11.2.4 - Measure of Agreement: Kappa

Recall the example on movie ratings from the introduction. Do the two movie critics, in this case, Siskel and Ebert, classify the same movies into the same categories; do they really agree?

In the (necessarily) square table above, the main diagonal counts represent movies where both raters agreed. Let the term \(\pi_{ij}\) denote the probability that Siskel classifies the move in category \(i\), and Ebert classifies the same movie in category \(j\). For example, \(\pi_{13}\) is the probability that Siskel rates a movie as "con", but Ebert rates it as "pro".

The term \(\sum_{i} \pi_{ii}\) then is the total probability of agreement. The extreme case that all observations are classified on the main diagonal is known as "perfect agreement".

Cohen’s kappa is a single summary index that describes strength of inter-rater agreement.

For \(I \times I\) tables, it’s equal to

\(\kappa=\dfrac{\sum\pi_{ii}-\sum\pi_{i+}\pi_{+i}}{1-\sum\pi_{i+}\pi_{+i}}\)

This statistic compares the observed agreement to the expected agreement, computed assuming the ratings are independent.

The null hypothesis that the ratings are independent is, therefore, equivalent to

\(\pi_{ii}=\pi_{i+}\pi_{+i}\quad\text{ for all }i\)

If the observed agreement is due to chance only, i.e., if the ratings are completely independent, then each diagonal element is a product of the two marginals.

Since the total probability of agreement is \(\sum_{i} \pi_{ii}\), then the probability of agreement under the null hypothesis equals to \(\sum_{i} \pi_{i+}\pi_{+i}\). Note also that \(\sum_{i} \pi_{ii} = 0\) means no agreement, and \(\sum_{i} \pi_{ii} = 1\) indicates perfect agreement. The kappa statistic is defined so that a larger value implies stronger agreement. Furthermore,

• Perfect agreement \(\kappa = 1\).
• \(\kappa = 0\), does not mean perfect disagreement but rather only agreement that would result from chance only, where the diagonal cell probabilities are simply products of the corresponding marginals.
• If the actual agreement is greater than agreement by chance, then \(\kappa\geq 0\).
• If the actual agreement is less than agreement obtained by chance, then \(\kappa\leq 0\).
• The minimum possible value of \(\kappa = −1\).
• A value of kappa higher than 0.75 can be considered (arbitrarily) as "excellent" agreement, while lower than 0.4 will indicate "poor" agreement.
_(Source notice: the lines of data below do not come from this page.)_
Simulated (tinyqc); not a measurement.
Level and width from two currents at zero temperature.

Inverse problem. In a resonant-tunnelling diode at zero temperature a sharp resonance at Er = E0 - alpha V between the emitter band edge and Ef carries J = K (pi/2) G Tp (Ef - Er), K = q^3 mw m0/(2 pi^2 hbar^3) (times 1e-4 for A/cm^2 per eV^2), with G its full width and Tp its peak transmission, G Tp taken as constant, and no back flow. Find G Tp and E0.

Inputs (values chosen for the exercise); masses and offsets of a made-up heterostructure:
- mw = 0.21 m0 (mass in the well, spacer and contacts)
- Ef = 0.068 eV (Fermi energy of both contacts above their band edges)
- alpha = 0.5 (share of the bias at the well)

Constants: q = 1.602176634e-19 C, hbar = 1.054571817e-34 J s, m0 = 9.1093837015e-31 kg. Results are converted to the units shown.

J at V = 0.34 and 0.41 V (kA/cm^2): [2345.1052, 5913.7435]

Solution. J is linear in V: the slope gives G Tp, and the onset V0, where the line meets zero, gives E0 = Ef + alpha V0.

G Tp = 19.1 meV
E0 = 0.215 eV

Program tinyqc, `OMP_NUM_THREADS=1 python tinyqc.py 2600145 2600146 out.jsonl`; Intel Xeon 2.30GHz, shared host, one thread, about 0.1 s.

Under multinomial sampling, the sampled value \(\hat{\kappa}\) has a large-sample normal distribution. Thus, we can rely on the asymptotic 95% confidence interval.

data critic;
input siskel $ ebert $ count ;
datalines;
 con con  24 
 con mixed 8 
 con pro 13
 mixed con 8 
 mixed mixed 13
 mixed pro 11
 pro con 10
 pro mixed 9
 pro pro 64
 ; run;
 
proc freq; 
weight count;
tables siskel*ebert / agree chisq;
run;

critic = matrix(c(24,8,10,8,13,9,13,11,64),nr=3,
 dimnames=list("siskel"=c("con","mixed","pro"),"ebert"=c("con","mixed","pro")))
critic

# chi-square test for independence between raters
result = chisq.test(critic)
result

# kappa coefficient for agreement
library(vcd)
kappa = Kappa(critic)

> kappa
            value     ASE     z  Pr(>|z|)
Unweighted 0.3888 0.05979 6.503 7.870e-11
Weighted   0.4269 0.06350 6.723 1.781e-11
> confint(kappa)
            
Kappa              lwr       upr
  Unweighted 0.2716461 0.5060309
  Weighted   0.3024256 0.5513224

 Issue with Cohen's Kappa

Kappa strongly depends on the marginal distributions. That is the same rating but with different proportions of cases in different categories can give very different \(\kappa\) values. This is one reason why the minimum value of \(\kappa\) depends on the marginal distribution and the minimum possible value of \(-1\) is not always attainable.

 Solution

Modeling agreement (e.g., via log-linear or other models) is typically a more informative approach.

Weighted kappa is a version of kappa used for measuring agreement on ordered variables, where certain disagreements (e.g., lowest versus highest) can be weighted as more or less important.